Revision as of 19:15, 26 September 2016

Overview

Data is a precious thing and will last longer than the systems themselves.
~ Tim Berners-Lee
The purpose of this assignment is to find and gain certain useful insights with respect to a survey taken among the academia at a university about the usage of wikipedia and various questions regarding its relevance, usefulness and effectiveness as an open platform for learning and discovery. Wikipedia, as we all know, has grown into a worldwide open source of knowledge and information and this analysis seeks to find out what a sample set of academics think about the platform.

Data Set

The Dataset used for the analysis was taken from an online repository https://archive.ics.uci.edu/ml/datasets/wiki4HE which contained information regarding an ongoing research on university faculty perceptions and practices of using Wikipedia as a teaching resource.
wiki4HE dataset

Theme


The purpose of this analysis is to check for various insights related to the dataset chosen and to answer certain questions related to the answers given by the different age, domain and gender demographics within the sample data

Data Preparation

The first step in the data preparation process after loading data from the given excel file is to check for any missing data patterns within the data set

Image 2 1.jpg

Next we recode various columns in the data for a better understanding according to the meta data provided.

Image 2 2.jpg


There are certain columns whose data types must be changed for logical purposes. For example 'years of experience' is changed to continuous data while question columns can be changed from categorical to continuous.

Image 2 3.jpg

Mean values have been taken for certain question types as new columns but only for question types with questions of similar meanings for whom taking a mean value would be logical.

Image 2 4.jpg

Data Exploration and Analysis

The first inference made is from the ternary plot below which shows the relationship between the perceived quality, perceived visibility and ease of use experienced by the academia within the university.

Image 2 5.jpg

What we can see from this that the distribution of data is quite highly correlated with most of the data points falling somewhere towards the middle. However a trend that is visible is that there is only one data point whose ease of use score is 1. Thus it can be inferred that everyone within this sample finds wikipedia to be easy to use.

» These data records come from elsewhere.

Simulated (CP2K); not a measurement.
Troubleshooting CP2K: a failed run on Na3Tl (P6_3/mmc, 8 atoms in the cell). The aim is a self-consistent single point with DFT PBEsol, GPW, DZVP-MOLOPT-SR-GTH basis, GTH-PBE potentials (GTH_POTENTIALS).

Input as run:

Next a bar graph is constructed by the average of means for every question and is classified domain wise to check how people are using wiki in each domain.

Image 2 6.jpg


One interesting observation can be deduced from this. We can see that the Behavior Intention and Sharing Attitude have the highest average means across the domains. However the Profile 2.0/Participation in Wikipedia usage is quite low. This means that most of the academics are yet to actively participate in contributing to Wikipedia or other open learning platforms but most have an intention of doing so in the future. This may be because of time constraints or any other constraints such as privacy issues faced by them in their careers or daily life.

Image 2 7.jpg
Image 2 8.jpg








The age range of academics in the survey was seen to be from 23 to 69. The range was consciously divided into 3 categories with 23 to 38 being classified as the "Youth" 39-55 as "middle" and 56-69 as "aged". Scores for each question type according to age were then visually represented as a trellis bar chart. This brought out some interesting inferences. We could see that older people had given a lower score as compared to people from youth or middle age category. This could be because there might have been lesser number of older people in the sample. Another statistic that came to light was that while profile 2.0/Participation scores were marked as low by most people in the sample. One group scored quite high in this area. This was the youthful academics from other domains as well as middle aged academics from unstated/unknown/anonymous domains.

Image 2 9.jpg
Image 2 10.jpg








A parallel coordinates plot was constructed using High D to measure patterns of how people have scored the answers in the survey.

Image 2 11.jpg


Next based on Gender demographics we check the Profile 2.0/Participation scores and see the frequency and participation in Wikipedia and other online platforms. The Males have projected a slightly higher tendency to participate and this can also be due to a higher male population in the sample. As shown in the treemap below

Image 2 12.jpg


Now we explore how various age groups use wikipedia for what purposes by examining the last set of questions through a mosaic plot. We see that slightly 'aged' or the last age group use wikipedia most for personal issues as well as for academic issues and issues related to their field of expertise while middle aged people use it a lot to work with their students. 'Youth'(ful) academics use it a lot for academic issues and issues related to their field of expertise. Also can be seen is the facrt that very few contribute to wikipedia.

Image 2 13.jpg
Image 2 14.jpg
Image 2 15.jpg